Networking at the Top: Why Senior Executives Struggle—and How to Get It Right

Contents

Most networking advice is written for people climbing the ladder, not for those already at the top. Yet the higher you rise, the harder genuine connection becomes.

As Herminia Ibarra and Spish Rurak noted in their HBR article “The Challenges of Networking as an Executive” (Sept 2023), senior leaders face a distinct set of hurdles: ego, secrecy, unrealistic timelines, and the inability to delegate the work. Having coached and placed hundreds of executives through Key Search, I’ve seen these same patterns repeatedly.

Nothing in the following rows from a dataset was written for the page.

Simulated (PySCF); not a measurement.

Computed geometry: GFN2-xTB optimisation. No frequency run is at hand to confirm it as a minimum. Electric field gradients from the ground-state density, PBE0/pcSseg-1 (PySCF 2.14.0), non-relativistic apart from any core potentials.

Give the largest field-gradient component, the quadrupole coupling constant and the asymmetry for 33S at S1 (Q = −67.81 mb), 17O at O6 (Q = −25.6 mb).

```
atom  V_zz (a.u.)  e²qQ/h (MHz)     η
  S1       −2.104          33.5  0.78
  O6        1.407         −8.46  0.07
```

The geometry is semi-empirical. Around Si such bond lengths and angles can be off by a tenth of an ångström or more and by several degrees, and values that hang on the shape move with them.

Here’s how to recognise and overcome them.

1. Ego gets in the way

At senior level, identity and status are deeply tied to competence. Asking for help can feel like weakness. The irony is that the strongest leaders are usually those willing to admit when they need perspective.
How to counter it: start small. Reach out to a few trusted peers or ex-colleagues, not to “ask for a job” but to compare notes. Repetition rewires the discomfort. Every positive exchange makes the next one easier.

2. Secrecy becomes self-sabotage

Executives fear visibility during a transition, yet total silence kills opportunity. You can’t build a network by hiding.
Instead: practice selective transparency. Identify 10–15 trusted contacts outside your current chain of command. Frame your outreach as long-range market mapping, not job hunting. Senior people respect discretion if you ask for it directly.

3. The search always takes longer than you think

At C-suite level, fit, trust, and timing dominate. Vetting processes stretch from months to a year. Impatience breeds bad decisions.
The fix: treat networking as a parallel discipline. Fill your calendar with high-energy, low-risk activities—mentoring, board advisory, or pro-bono projects—that keep you visible while the slower work unfolds.

4. You can’t delegate this

Many leaders are conditioned to outsource detail. But authentic connection can’t be delegated. You have to make the calls yourself.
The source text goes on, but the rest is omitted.